Laptop flight ban - say it isn't so!

DHS may ban computers on flights. If smartphones follow you can expect real riots in airports.
 
USA TODAY
with Jefferson Graham

As if airline flights haven't gotten stressful enough, here comes the latest twist.

The Department of Homeland Security is reportedly considering

The Department of Homeland Security is considering banning computers aboard flights from Europe to the United States, because it believes terrorists could conceivably convert a laptop into a bomb, according to news reports. .

On my beloved MacBook Pro or iPad? Really? Tell me it's not so.

Welcome to the new Talking Tech newsletter, USA TODAY's take on the week's most important tech news.

Snap's rough start as a public company, a watch from Microsoft that can calm Parkinson's tremors, and a new touch screen Amazon Echo all grabbed headlines this week. But the one that rocked this reporter was a proposed laptop ban. The broader ban would extend the previous restrictions enacted in March on flights from eight countries in the Middle East and Africa to the U.S. The Department of Homeland Security said this week it was considering expanding the ban to include in-bound flights from Europe.

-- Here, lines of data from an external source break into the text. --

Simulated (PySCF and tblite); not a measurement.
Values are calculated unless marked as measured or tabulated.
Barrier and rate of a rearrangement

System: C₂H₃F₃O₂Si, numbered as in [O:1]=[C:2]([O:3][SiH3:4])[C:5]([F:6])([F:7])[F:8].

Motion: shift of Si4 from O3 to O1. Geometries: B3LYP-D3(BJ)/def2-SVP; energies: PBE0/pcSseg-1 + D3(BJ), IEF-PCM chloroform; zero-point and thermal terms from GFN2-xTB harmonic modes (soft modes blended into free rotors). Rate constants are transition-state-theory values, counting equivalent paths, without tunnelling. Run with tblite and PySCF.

If this happens, then what? The last time I looked, most passengers on my flights were doing things electronically—watching movies on their phones, tablets and laptops, playing videogames or reading, and some of us were actually working. We were going through e-mails, writing reports, scanning spreadsheets, editing photos or videos, and dare I say it, writing articles. Nothing provocative mind you, just news you can use about the latest twists and turns in the world of technology.

Computers on our lap are part of the way we fly. They do more than just help us kill time—they enable us to catch up on work, in an environment with no distractions. Airlines have figured this out. Some offer streaming entertainment and free inflight Wi-Fi via their own apps, downloaded on your own computer, tablet or phone rather than the back of a seat in front of you.

Will we survive without our largest devices? Of course we will. We may go back to reading paper books. Or worse, talking to our neighbor. More likely, we'll be stretching every last minute out of our smartphones, playing games, reading, anything we could do with them offline, before the battery dies.

But—as smartphones get bigger every year—do we have to worry about them getting banned too? Please no.

That one, we couldn't live with. Then there would be real riots at airports and in the skies.

Listen to the #TalkingTech Podcast here —

And in other tech news from the week:

ALEXA, I CAN SEE YOU NOW

Amazon is bringing video to the Echo personal assistant. It will add a video screen with the new Show, a $229.99 device for all the same stuff Alexa does, like recite the weather, play music and news and answer questions, plus the ability to make video phone calls and show you recipes, instead of reading them. The unit will ship at the end of June. The regular Echo, a runaway best-seller for Amazon, sells for $149.

DISAPPEARING PROFITS

Snap, the parent company of Snapchat, had its first quarterly report as a public company this week and the results were so poor most of Snap's gains disappeared quicker than a Snap selfie. The company missed analysts estimates on revenue, warned it wouldn't supply financial guidance, and tried to insist it was more interested in capturing more revenue per user than growing its user base. Investors weren't buying the argument, sending the stock on a nose-dive, down 21% the following day, to its lowest point as a public company.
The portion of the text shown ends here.